Valle d’Aosta is officially bilingual, with both Italian and French spoken, but there’s also the native Valdôtain language, which is unique to the area. For such a small region – there are no sub-provinces and an estimated population of just 128,000 – it boasts an incredible food scene and strong, thriving culture. Read on for more information on what makes the ingredients, flavours and dishes of Valle d’Aosta so unique.

Ingredients and flavours


Of all the ingredients and food products found throughout Valle d’Aosta, Fontina cheese is the most prized. This alpine cheese has been made since the twelfth century and originated here, although you’ll now find versions made in other parts of Italy and around the world. The original and best is still made in the valley, however, and boasts PDO-protected status. Its strong, punchy aroma and taste make it an icon of Aostan cookery.

Other cheeses from the region include Toma (which is also made in Piedmont to the south) and Fromadzo, which is also PDO-protected. Dairy products make up a huge part of the local diet, and the butter, milk and cheese produced in the region is famed for its high fat content (especially towards the end of summer, when the cattle have been grazing on wild alpine pastures).


Mountain cattle are a vital part of Valle d’Aosta’s agricultural economy, and the animals supply the locals with both dairy and meat. Rich hearty beef stews, soups made with beef stock and salted beef grace many a table, but it’s not the only meat you’ll find in the region. Valdostana is the name given to the local breed of goat, which is used for both meat and dairy, and you’ll also find pork and local game on the menu.


Being in such a mountainous, sparsely populated region, the people of Valle d’Aosta are keen preservers, which means as well as jars full of jams and pickles, charcuterie is a common sight. The PDO-protected Jambon de Bosses, made up in the peaks right by the Swiss border, is the area’s most famous salumi. Flavoured with juniper berries, thyme and a variety of foraged herbs from the mountains, it is aged as a whole leg for at least a year. The ham is so popular in Valle d’Aosta that there’s even a festival held to celebrate it on the second Sunday of July each year in the town of Saint-Rhémy-en-Bosses.

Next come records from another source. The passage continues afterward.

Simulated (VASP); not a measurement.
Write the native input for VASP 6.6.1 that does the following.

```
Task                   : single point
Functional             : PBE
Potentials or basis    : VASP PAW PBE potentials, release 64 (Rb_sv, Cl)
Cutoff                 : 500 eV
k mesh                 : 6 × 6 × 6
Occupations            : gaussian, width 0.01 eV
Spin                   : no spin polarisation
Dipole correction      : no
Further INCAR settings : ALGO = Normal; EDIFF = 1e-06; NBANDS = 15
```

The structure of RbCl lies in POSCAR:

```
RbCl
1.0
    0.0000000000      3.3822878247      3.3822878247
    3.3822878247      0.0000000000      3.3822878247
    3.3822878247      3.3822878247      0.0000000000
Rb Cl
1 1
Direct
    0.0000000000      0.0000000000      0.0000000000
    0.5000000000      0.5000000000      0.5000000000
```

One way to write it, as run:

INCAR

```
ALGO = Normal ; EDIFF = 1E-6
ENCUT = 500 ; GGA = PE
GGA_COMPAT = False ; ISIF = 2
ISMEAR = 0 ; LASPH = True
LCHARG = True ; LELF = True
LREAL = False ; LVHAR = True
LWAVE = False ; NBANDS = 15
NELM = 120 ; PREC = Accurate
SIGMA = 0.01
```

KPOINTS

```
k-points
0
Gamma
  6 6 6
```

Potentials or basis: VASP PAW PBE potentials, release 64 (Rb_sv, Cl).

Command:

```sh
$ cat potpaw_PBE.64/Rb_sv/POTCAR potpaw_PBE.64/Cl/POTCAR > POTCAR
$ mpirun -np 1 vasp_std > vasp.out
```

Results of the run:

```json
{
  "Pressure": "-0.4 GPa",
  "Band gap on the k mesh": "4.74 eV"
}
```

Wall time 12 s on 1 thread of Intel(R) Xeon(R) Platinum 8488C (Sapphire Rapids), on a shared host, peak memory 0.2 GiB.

There’s also Lard d’Arnad (also PDO-protected), a sort of local take on lardo, and plenty of sausages made from pork, blood, beef (known as motzetta) and even goat. However, the most unusual salumi to come from Valle d’Aosta has to be Teuteun – corned cow’s udder often served with sweet jams.

Fruits and vegetables

Vegetables don’t make up a huge part of the cuisine of Valle d’Aosta, as there is little land available for large-scale farming. Onions and cabbages are often thrown into stews and lots of local herbs are used to add freshness to dishes, but you’ll rarely find tomatoes, artichokes and other sunnier ingredients found further south. Fruit is a different matter – the alpine climate means apples and pears grow incredibly well and are full of flavour, often making their way into pies, pastries and preserves. Golden Delicious and Pippin apples are a particular local favourite, while little Martin Sec pears are often poached in syrup and local red wine.

Nuts and grains

Amongst the apple and pear orchards of Valle d’Aosta you’ll also see plenty of walnut and chestnut trees, both of which play a huge role in the local diet. In the autumn chestnuts are harvested and are usually served roasted alongside local salumi, chopped and stirred into hearty soups or preserved in local honey or grappa. Walnuts are usually reserved for the cheeseboard, but you’ll also find them used to flavour biscuits or other sweet dishes. They were traditionally grown in order to make walnut oil, but this industry has shrunk over the years as olive oil became more readily available in the local area.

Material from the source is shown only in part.